BitTorrent is a public file-sharing protocol, which broadcasts IP-addresses of up- and downloaders to the public at large.
For some, this is a problem, so to prevent this from happening, people turn to third-party services such as VPNs, proxies, or cloud torrent downloaders.
While these services add an extra layer of protection, not all are anonymous. Many cloud torrent downloaders, for example, can still connect an IP-address and timestamp to a specific user or their service.
With this in mind, we wondered how this applies to seedboxes. While these services are not predominantly used as an anonymity tool, some believe that they are.
To find out whether this is indeed the case, we reached out to several of the largest seedbox providers with a set of relevant questions. The questions cover logging practices, responses to DMCA notices, and legal requests, among other things. The full set of questions is as follows:
1. Does your service collect any temporary or permanent data that can link a seedbox IP-address to a specific user on your service? If so, what information do you collect and how long is that stored?

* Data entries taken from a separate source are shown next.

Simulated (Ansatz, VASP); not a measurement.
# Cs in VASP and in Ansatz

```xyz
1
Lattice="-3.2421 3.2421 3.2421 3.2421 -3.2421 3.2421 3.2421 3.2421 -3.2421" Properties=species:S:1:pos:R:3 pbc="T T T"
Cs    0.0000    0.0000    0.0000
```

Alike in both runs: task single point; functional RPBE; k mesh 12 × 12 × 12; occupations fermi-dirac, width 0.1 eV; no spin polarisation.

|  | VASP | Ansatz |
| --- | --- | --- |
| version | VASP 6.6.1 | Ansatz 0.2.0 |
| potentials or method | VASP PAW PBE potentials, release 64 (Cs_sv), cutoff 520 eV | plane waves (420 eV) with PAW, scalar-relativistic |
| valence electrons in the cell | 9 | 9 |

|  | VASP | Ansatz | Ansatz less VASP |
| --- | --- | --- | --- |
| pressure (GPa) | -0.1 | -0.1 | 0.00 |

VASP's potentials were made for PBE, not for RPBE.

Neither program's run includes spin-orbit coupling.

2. Does your service store any personally identifiable information of users (including IP-addresses)? If so, what information do you store, and for how long?
3. Does your service store the names/hashes or other identifying information of (previously) downloaded content (stored on your servers) that can be connected with a specific user? If so, for how long?
4. Do you offer dedicated and/or shared IP addresses? When IP addresses are shared and you get a ‘live’ complaint from a third-party, is it possible for you to link an IP address to a ‘live’ torrent and related user account?
5. How does your service respond to DMCA notices or similar takedown requests?
6. Do you have a repeat infringer policy? If so, what does it entail?
7. Have you ever had a request to provide information on a specific user from a third-party and been able to do so?
8. In what circumstances do you comply with legal requests and what are you able to hand over?
While we contacted nearly a dozen seedbox providers, only two replied. This is rather disappointing, especially from companies that sometimes serve tens of thousands of customers.
Below are the responses from the two providers who were kind enough to answer: SonicBit and Rapidseedbox.
1. We do store user IP addresses for any user using our seedbox to keep our service clean from dupe/ fake email accounts, invalid referral activity, etc. Information will be removed when a user requests to remove their account.
2. We do store user IPs when a user logs in and logs out, for user account security to check any invalid activity in their account. Information will be removed when a user requests to remove their account.
3. We do not store downloaded hashes.
4. We only offer shared seedbox IP address, but different seedbox instances. We can check the specific user for any torrent downloaded in their account even with a shared seedbox IP address.
5. We will respond to it promptly and seriously, check if the takedown request is valid, and then forward the DMCA notice to the user. If there is no response in three days, we will remove the content manually.
8. We do comply with the legal requests and do our best to resolve any legal requests to keep our service clean.
1. A user is linked to a seedbox IP, at the time of usage. When the subscription is terminated, the whole seedbox is terminated as well.
2. We store the email, transaction history, last logged time and IP address in the client area. Users can request account/data deletion at any time. At times, we clear up dormant accounts to save resources.
3. No. On five out of six plans, the user gets a VPS with root access and has full control over the seedbox.
4. Each seedbox has a dedicated IP address. “Live” complaints are linked to an IP address/user.
5. Locating and deleting the data proactively, informing the user, and asking to not repeat.
6. Repeat infringers will get their services suspended and eventually terminated.
7. We refer people to our Terms of Service and encourage them to take responsibility for the activity and the content on their allocated seedbox.
8. See the answer to question 7.
As the answers above show, seedboxes can be very useful. However, they are certainly not (always) anonymous.
If your seedbox provider isn’t listed here we would encourage you to reach out to support, asking these same questions. We are happy to add responses to this article going forward if any more come in.